Client Website

Your Client Website is due for in-class presentation on April 25 .

Final Client meetings, as well as Posts and Site Export Files (.wpress files) are due by Friday April 29.  

Please try to find a Final Client Meeting time I can attend. I will post times on Slack.

Each of your Clients has different levels of expertise and need; so your work with clients is likely to reflect those differences.  That main outcome of this work should be

  1. You’ve made some mistakes, discovered some solutions, and figured things out!!  Welcome to how learning happens in the transition away from school.
  2. You’ve increased your skills and confidence with WordPress and building websites.
  3. You learned some important lessons about working on a team
  4. You’ve got some experience working with clients and offering your skills and advice as well as learning how to use feedback.
  5. You’ve developed some insights about what makes a good website that you can use for both clients and your own website.
  6. You’ve been able to work independently of client pressure if you have been working on a template–and trying to anticipate what a client might want–using placeholders.
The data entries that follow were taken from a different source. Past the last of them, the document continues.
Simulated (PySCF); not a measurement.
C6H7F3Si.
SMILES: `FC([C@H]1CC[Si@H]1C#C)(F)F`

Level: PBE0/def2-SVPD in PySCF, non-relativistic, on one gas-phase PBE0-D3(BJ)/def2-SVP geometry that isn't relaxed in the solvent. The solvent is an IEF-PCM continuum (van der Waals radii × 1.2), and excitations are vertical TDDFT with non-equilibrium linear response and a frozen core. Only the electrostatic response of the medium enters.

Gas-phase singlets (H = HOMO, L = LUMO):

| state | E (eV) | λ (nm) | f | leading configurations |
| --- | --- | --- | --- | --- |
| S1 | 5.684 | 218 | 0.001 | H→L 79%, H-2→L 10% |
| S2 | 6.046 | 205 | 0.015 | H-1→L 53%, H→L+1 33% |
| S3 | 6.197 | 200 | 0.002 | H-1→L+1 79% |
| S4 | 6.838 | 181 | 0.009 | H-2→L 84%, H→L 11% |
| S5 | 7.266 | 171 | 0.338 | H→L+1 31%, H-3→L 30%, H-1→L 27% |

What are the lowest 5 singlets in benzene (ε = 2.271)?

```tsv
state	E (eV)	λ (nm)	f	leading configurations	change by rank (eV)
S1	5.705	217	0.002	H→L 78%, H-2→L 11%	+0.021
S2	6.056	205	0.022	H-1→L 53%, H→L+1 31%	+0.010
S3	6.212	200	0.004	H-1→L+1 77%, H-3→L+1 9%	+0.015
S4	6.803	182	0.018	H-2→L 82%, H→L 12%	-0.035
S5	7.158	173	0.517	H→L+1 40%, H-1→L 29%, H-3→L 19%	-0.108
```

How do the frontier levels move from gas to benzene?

Your client site should have many features similar to your portfolio site, as well as some differences.  Your site should have most of the following:

  1. Home page–telling the best bried=f story about your client that you can manage with images and (little) text.
  2. About page–more detailed client description geared to good stories that would interest viewers
  3. Menu Navigation to key client info–for many this is an emphasis on offering or selling services products, so make action buttons that allow this on every page/post/menu…
  4. Client products and/or services. You should have enough of these done, so your client take over adding their own within the clear and clear structure you have provided. You may want to add a few samples templates they could use in future?
  5. Contact Page with social media icons if they use social media.
  6. Blog with a few posts about “what’s new” as well as a schedule for adding new content if this is appropriate for your client site. For example, sailing & guiding clients may want to add “monthly stories” from customers.  If you set up 2-3 of these, they can use them as well as your “blog” section to build on this in the future.  If not, they can eliminate the “blog” part of the menu.
  7. Users include me with Role: Administrator with my work email. This allows me to help client troubleshoot after the class is done.

Optional:

  1. Shop/Market–a few clients can benefit from an initial set up of WooCommerce plug-in. You can set up the main pages, as well as a few sample pages, and then let them fill in email, and other client info afterwards.
  2. Backup strategy–You should all add the All-In-One WP Migration Plugin, and activate it.
  3. Brief handoff tutorial for client during last meeting about how to work with Dashboard and how to add photos and text content in either pages or posts, and how to use categories, and add/change menu items.

Site export file:

  1. Follow export instructions from How to Migrate and upload your .wpress export file to your Slack team channel
  2. Also be sure your site (if online) has me as a User with Administration role.  This is critical for helping clients after the class is over.  Sites will be moved by the end of May, but your Dreamhost accounts need stay open through the ned of the month.

Post:

ALL students must submit a post in order to get graded & get credit for your client site as individuals. Include:

  1. Category; Client Site
  2. Client name
  3. Team members
  4. Site URL
  5. Your specific contributions
  6. What you learned from working on a team and with clients ; 1-2 paragraphs
    ie What worked well on your team ( or as a solo template creator)  What could be improved and how?  In this process learning counts in your evaluation even when the outcome is less that you had hoped. And we often learn best from out mistakes.